April 16, 2010

Law is a secular approximation of morality. What shall be acceptable for society is legislated by the chosen leaders of that society, whose choices in turn are sanctioned by that society. (No matter the system of government, leaders who are not acceptable to those they lead do not remain leaders for long.)

Through law, morality becomes the province of government. While law exists at all, it cannot be otherwise. Whether law protects only property rights or broadly defines criminal actions, it still sketches out a codefied morality.

Yet morality is not the province of government alone. Every religion which has ever existed has been built upon a decree of morality. Even more so than the state, the morality of religion is based equally upon what is permitted and what is forbidden. And unlike government, which claims mortal human beings as its only authority: the morality of religion is based directly upon the perception of the divine, granted to human beings through rationality or revelation.

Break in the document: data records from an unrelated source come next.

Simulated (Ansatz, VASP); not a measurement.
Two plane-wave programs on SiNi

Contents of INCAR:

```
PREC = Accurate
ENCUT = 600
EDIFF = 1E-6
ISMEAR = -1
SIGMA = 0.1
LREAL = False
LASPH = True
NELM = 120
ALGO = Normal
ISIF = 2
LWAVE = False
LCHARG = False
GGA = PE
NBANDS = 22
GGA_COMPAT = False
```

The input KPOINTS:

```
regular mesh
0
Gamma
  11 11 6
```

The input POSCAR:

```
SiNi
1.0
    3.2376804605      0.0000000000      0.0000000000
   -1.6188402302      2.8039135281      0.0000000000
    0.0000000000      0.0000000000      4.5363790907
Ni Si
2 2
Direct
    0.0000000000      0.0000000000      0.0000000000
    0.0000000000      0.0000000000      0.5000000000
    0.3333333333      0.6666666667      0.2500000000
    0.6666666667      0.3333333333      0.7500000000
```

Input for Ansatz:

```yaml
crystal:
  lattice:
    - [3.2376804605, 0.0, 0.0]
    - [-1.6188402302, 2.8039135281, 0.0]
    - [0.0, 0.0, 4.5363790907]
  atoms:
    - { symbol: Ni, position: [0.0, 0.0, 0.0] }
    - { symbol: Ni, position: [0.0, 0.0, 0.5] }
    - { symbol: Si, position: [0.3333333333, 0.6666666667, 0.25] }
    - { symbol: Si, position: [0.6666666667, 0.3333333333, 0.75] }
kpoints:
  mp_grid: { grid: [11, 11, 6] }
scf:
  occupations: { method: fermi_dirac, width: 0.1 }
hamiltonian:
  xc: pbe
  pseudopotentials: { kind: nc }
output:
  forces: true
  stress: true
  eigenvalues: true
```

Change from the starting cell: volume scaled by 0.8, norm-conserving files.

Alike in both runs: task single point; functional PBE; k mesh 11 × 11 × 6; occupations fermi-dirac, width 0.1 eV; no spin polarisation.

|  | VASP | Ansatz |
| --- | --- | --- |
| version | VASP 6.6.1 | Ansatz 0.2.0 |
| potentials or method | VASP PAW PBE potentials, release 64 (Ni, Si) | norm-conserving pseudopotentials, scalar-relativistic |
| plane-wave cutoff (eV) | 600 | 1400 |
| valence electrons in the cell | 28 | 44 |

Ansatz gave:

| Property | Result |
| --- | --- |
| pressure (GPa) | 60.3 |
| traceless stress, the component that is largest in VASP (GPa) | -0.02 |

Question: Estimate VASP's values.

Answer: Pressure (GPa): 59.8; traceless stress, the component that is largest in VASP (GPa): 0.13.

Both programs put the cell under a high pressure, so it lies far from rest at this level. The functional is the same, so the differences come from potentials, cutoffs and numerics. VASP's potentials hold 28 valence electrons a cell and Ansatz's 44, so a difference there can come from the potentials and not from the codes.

The original Lockean argument that government lacks authority in the realm of individual conscience becomes void as soon as the duties imposed by one clash with the restrictions imposed by the other. No matter how determined a wall between church and state, no matter whether the separation is intended to be friendly or hostile: where moralities differ in the slightest, religion and government will come into conflict.

The solution is simple. Either religion allows itself to be remade in a shape acceptable to the government, or the government allows itself to be remade in a shape acceptable to a dominant religion. Where this process is transparent, either the religion becomes the government, or the government becomes the religion. In any lesser form of co-existence, conflict will persist.